Leaders Meeting

Shane Willard

If we celebrate publicly the things threaten us privately it breaks its hold on our life.

I heard a guy talk about this in America. He pastors a huge church and well actually, I don't mind telling you his name. You guys have heard of Andy Stanley, Charles Stanley's son? [Yes.] He pastors a huge church. Have you guys heard of Louie Giglio? [Yeah.] See, you guys have more heard of Louie Giglio than Andy Stanley. Now Andy Stanley was talking about this once and he talked about how he had to get a point where he dealt with something. Louie Giglio and Andy Stanley were friends from childhood. They are the two that got together and started North Point which is now running well over 40,000 people okay, so on many different campuses. So they got together and did this. Well in that Andy was the senior pastor and he was the speaker; Louie would share the pulpit with him. But what started to happen was Louie Giglio started a singles ministry on Tuesday night called 722, so this was on Tuesday night and it was for singles only, so you're really sort of limiting your base.

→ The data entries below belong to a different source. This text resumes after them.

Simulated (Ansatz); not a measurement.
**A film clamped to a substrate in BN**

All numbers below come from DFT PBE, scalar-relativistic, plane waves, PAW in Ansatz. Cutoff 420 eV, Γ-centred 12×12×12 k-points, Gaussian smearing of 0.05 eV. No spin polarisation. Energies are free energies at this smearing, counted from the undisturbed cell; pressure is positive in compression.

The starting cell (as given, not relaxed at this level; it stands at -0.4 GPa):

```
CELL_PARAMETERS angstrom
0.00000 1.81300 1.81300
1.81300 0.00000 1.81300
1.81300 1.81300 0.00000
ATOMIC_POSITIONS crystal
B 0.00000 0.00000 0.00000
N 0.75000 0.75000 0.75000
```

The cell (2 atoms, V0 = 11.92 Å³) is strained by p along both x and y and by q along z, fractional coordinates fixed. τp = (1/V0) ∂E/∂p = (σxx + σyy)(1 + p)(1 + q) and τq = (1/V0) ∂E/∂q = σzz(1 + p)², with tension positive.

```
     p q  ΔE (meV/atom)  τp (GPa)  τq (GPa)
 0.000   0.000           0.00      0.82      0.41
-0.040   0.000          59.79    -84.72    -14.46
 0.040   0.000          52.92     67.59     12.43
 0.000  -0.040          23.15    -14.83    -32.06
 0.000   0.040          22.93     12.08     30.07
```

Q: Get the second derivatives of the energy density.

Tuesday nights, singles only, he was drawing 4,000 people, okay, 4,000 people which Andy was fine with. Well one night all he heard was how it was so packed it was standing room only, it was this, that and the other. Well one night he had to cover for Louie and so they announced hey, this Tuesday Andy Stanley's going to be at 722, so Andy gets there and when he gets up to speak - this is after the music was over and everything, so everybody had time to get there. When he got up to speak he said there was huge gaps in the auditorium. There was way less people there than were normally there, and he said something got in him about Louie Giglio's success. Something got in him and he knew that if he didn't deal with it he could lose his friend and it would damage his organisation, so here's how he dealt with it. On a weekend service he gave Louie the pulpit and he got up and publicly celebrated the success of Louie Giglio. He said as he was doing it it broke the hold of jealousy on his life. The cure for jealousy is to publicly celebrate things that privately threaten you, to publicly celebrate things that privately threaten you. Celebration will break the power of jealousy over your life.

So my question to you is this, is who - and it will be different for everybody - who threatens you privately? In your private thoughts who in this organisation right now threatens you privately? And I want you to make a plan to celebrate them publicly, celebrate them publicly. Even if it's in the form of an email, even if it's the form of a letter, even if it's the form of just talking him up, talking her up, whatever it is. I want you to go out of your way. This is not about right and wrong; this is about breaking the power of something over your life. Listen to me, this is my conclusion here, listen to me. Four things that are true of you as a leader: number one, you want, in your heart you want to follow someone who is willing to acknowledge that he or she has failures. You want to follow someone who will acknowledge their failures. You also want to follow someone who won't hold your failures against you, so you want to follow someone who will acknowledge their failures; you want to follow someone who won't hold your failures against you. You want to follow someone who will share the credits and rewards of success with everybody, and you want to follow someone who will publicly celebrate your victories.

Let me restate that. You want to follow someone who will acknowledge their failures. You want to follow someone who will let you fail and won't hold that against you. You want to follow someone who's willing to share the success of it with you, and you want to follow someone who will celebrate your victories in public. Now if that's true about you wanting that, then wouldn't it stand to reason that other people want that as well? So if you want a leader like that the best thing for you to do is to become a leader like that: one who acknowledges their failures, who lets other people fail, who's willing to share the reward for success, and who celebrates people's victories publicly. When you share people's victories publicly and handle their failures privately they will die for you. When you handle - listen. When you handle their victories publicly and you handle their failures privately, those people will be loyal to you to the grave and that will create a healthy organisation, because it gets greed and guilt and anger and jealousy out of the question, and never ever, ever tolerates a breakdown of ahad.